Interface I_CmsHtmlNodeVisitor

    • Method Summary

      All Methods Instance Methods Abstract Methods 
      Modifier and Type Method Description
      java.lang.String getConfiguration()
      Returns the configuartion String of this visitor or the empty String if was not provided before.
      java.lang.String getResult()
      Returns the text extraction result.
      java.lang.String process​(java.lang.String html, java.lang.String encoding)
      Extracts the text from the given html content, assuming the given html encoding.
      void setConfiguration​(java.lang.String configuration)
      Set a configuartion String for this visitor.
      void setNoAutoCloseTags​(java.util.List<java.lang.String> noAutoCloseTags)
      Sets a list of upper case tag names for which parsing / visitng should not correct missing closing tags.
      void visitEndTag​(org.htmlparser.Tag tag)
      Visitor method (callback) invoked when a closing Tag is encountered.
      void visitRemarkNode​(org.htmlparser.Remark remark)
      Visitor method (callback) invoked when a remark Tag (HTML comment) is encountered.
      void visitStringNode​(org.htmlparser.Text text)
      Visitor method (callback) invoked when a remark Tag (HTML comment) is encountered.
      void visitTag​(org.htmlparser.Tag tag)
      Visitor method (callback) invoked when a starting Tag (HTML comment) is encountered.
    • Method Detail

      • getConfiguration

        java.lang.String getConfiguration()
        Returns the configuartion String of this visitor or the empty String if was not provided before.

        Returns:
        the configuartion String of this visitor - by this contract never null but an empty String if not provided.
        See Also:
        setConfiguration(String)
      • getResult

        java.lang.String getResult()
        Returns the text extraction result.

        Returns:
        the text extraction result
      • process

        java.lang.String process​(java.lang.String html,
                                 java.lang.String encoding)
                          throws org.htmlparser.util.ParserException
        Extracts the text from the given html content, assuming the given html encoding.

        Parameters:
        html - the content to extract the plain text from
        encoding - the encoding to use
        Returns:
        the text extracted from the given html content
        Throws:
        org.htmlparser.util.ParserException - if something goes wrong
      • setConfiguration

        void setConfiguration​(java.lang.String configuration)
        Set a configuartion String for this visitor.

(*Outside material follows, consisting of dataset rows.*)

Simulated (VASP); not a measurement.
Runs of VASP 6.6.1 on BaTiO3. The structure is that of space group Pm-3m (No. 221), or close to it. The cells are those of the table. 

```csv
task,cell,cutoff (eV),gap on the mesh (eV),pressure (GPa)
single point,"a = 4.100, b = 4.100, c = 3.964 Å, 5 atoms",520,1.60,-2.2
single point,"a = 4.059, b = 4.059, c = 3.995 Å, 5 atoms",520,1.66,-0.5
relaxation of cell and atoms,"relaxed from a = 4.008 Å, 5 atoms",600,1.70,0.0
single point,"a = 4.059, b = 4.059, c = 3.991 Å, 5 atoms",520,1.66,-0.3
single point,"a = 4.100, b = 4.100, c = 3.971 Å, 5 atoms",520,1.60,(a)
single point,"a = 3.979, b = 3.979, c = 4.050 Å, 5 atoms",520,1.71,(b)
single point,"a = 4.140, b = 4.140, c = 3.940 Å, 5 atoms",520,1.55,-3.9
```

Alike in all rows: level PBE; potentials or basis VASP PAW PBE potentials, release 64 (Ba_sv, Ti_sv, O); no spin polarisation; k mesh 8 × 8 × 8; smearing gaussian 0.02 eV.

        This will most likely be done with data from an xsd, custom jsp tag, ...

        Parameters:
        configuration - the configuration of this visitor to set.
      • setNoAutoCloseTags

        void setNoAutoCloseTags​(java.util.List<java.lang.String> noAutoCloseTags)
        Sets a list of upper case tag names for which parsing / visitng should not correct missing closing tags.

        This has to be used before process(String, String) is invoked to take an effect.

        Parameters:
        noAutoCloseTags - a list of upper case tag names for which parsing / visiting should not correct missing closing tags to set.
      • visitEndTag

        void visitEndTag​(org.htmlparser.Tag tag)
        Visitor method (callback) invoked when a closing Tag is encountered.

        Parameters:
        tag - the tag that is ended.
        See Also:
        NodeVisitor.visitEndTag(org.htmlparser.Tag)
      • visitRemarkNode

        void visitRemarkNode​(org.htmlparser.Remark remark)
        Visitor method (callback) invoked when a remark Tag (HTML comment) is encountered.

        Parameters:
        remark - the remark Tag to visit.
        See Also:
        NodeVisitor.visitRemarkNode(org.htmlparser.Remark)
      • visitStringNode

        void visitStringNode​(org.htmlparser.Text text)
        Visitor method (callback) invoked when a remark Tag (HTML comment) is encountered.

        Parameters:
        text - the text that is visited.
        See Also:
        NodeVisitor.visitStringNode(org.htmlparser.Text)
      • visitTag

        void visitTag​(org.htmlparser.Tag tag)
        Visitor method (callback) invoked when a starting Tag (HTML comment) is encountered.

        Parameters:
        tag - the tag that is visited.
        See Also:
        NodeVisitor.visitTag(org.htmlparser.Tag)